Figure 1 – an example Programme course:

screenshot of an example programme course

Some initial design thoughts

At the early stage of design it is helpful to consider the following:

You are likely to want to set up Groups within the course for the groupings you have identified in the Programme. The example in Fig 1 is Levels. These Groups will have to be set up manually in the first instance. This does require a bit of administrative work in identifying and assigning group members within Blackboard, but once it has been done for the first time, the Groups can be renamed as they progress through the levels of the course, only requiring a new Group to be created at the beginning of each academic year. Of course, if students join the Programme during the year then an individual adjustment will have to be made for those students. See the staff guides for help in using the Groups feature of Bb.

Do you want to structure the students' access to different parts of the course? For example, do you want Level 1 students only able to see the Level 1 area? Or perhaps you want Level 2 students to see both Level 1 and Level 2 but not Level 3? You can achieve this by using the Adaptive Release feature of Bb, where logic rules can be created for individuals or groups studying the module. See the Keeping Students on Track guides for help on using the Adaptive Release feature of Bb.
Buttons or links!? Many people have a particular preference for using either buttons or links in the navigation area. To be honest, our preference is for links, so that the course can be organised in the way shown in Fig 1. Buttons take up more space and don't enable the sectioning you can see here. In the end, it's a matter of both functionality and personal taste, though. In any case, it's a good idea to canvas the students occasionally about their preferences for and reactions to any Bb course - they are the main users, after all.

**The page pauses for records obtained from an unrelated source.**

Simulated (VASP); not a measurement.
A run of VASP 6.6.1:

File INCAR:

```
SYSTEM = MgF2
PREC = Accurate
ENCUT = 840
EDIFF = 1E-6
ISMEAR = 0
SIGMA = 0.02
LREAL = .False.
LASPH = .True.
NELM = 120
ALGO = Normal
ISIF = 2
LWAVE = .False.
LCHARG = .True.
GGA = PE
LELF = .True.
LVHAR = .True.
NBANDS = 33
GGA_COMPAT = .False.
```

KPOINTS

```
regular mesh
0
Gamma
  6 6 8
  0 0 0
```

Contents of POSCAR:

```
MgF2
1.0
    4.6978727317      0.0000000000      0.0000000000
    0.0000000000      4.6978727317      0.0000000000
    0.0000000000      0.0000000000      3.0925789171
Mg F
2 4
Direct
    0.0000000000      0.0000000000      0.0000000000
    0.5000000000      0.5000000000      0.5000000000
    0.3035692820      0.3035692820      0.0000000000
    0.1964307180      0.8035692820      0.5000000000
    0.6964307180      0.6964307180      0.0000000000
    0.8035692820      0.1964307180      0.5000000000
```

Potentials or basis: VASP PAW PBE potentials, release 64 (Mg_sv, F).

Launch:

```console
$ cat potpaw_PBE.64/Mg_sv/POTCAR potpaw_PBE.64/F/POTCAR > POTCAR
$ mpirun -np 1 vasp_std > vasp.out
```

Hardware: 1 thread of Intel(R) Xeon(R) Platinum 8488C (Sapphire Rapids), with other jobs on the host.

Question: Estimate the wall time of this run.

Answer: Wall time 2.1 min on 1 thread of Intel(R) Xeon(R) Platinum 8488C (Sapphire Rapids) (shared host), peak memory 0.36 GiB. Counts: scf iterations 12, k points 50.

Think about housekeeping procedures at any early stage. How will the content be monitored and updated? Who will be responsible for disposing of out of date content? The Content Collection is probably going to be the most appropriate place to put content that will be used in both a Programme course and a Module-based course, rather than have repeat copies of documents and materials in different courses. Alternatively, if you use the Content Collection for module-based course materials that are then used in the Programme, you could enable all or any of the students on the Programme to see those module-based course materials by adding simple links to them in the relevant level areas of the Programme course. There are two possible locations for resources in the Content Collection. Each tutor has a personal content collection area, and there are also field content collection areas which tutors share with others attached to module runs of the same field. See the staff guides for help in using the Content Collection in Bb.

Examples of structure and content

The navigation panel in the example course shown here is arranged as follows:

  • Introduction
    Level 1
    • Information (L1)
    • GDP (L1)
    • E-portfolios (L1)
    • Communication area (L1)
  • Level 2
    • Information (L2)
    • GDP (L2)
    • E-portfolios (L2)
    • Communication area (L2)
  • Level 3
    • Information (L3)
    • GDP (L3)
    • E-portfolios (L3)
    • Communication area (L3)
  • Resources
    • Tools
    • My Portfolios
    • MyFuture
    • Course Documents
    • Websites
  • Administration
    • Announcements
    • Staff information
    • The following are some ideas for the type of content that might be relevant to Programme courses.

Level introduction areas

Here you might introduce the students to the intention and content of each of the Level areas. You would need to explain how the area will be used, what the students can expect to find in it, the tutors that will be involved in tutoring this level, and other orientation information. You might want to explain the overall structure of this level, refer to an overview of how GDP will run and display a timetable for flag sessions, an overview of portfolios and/or how the students and tutors might use this area for communication.

Level content areas

For each of the level content areas there might be documents, links, tools such as discussion panels or other materials specific to the subject of the course.

Resources

If you choose to have a resources category then you could put links to the Bb e-portfolios area (not yet enabled), to the Careers MyFuture website (see Fig 2 below) to support level 2 of GDP and employability generally, to documents that relate to the course as a whole and so on.

Figure 2 – the MyFuture careers website in Blackboard:

example screenshot of the myFuture website within the Blackboard frame

Administration

It is often helpful to separate administration areas of a course from the learning and resources areas, so you could group the announcements page, staff information and other areas that address admin under one heading. In the course example here, the landing page has been set to Introduction, but you could leave it on Announcements (the Bb default) or set it to any other area that best suits the needs of the students and tutors.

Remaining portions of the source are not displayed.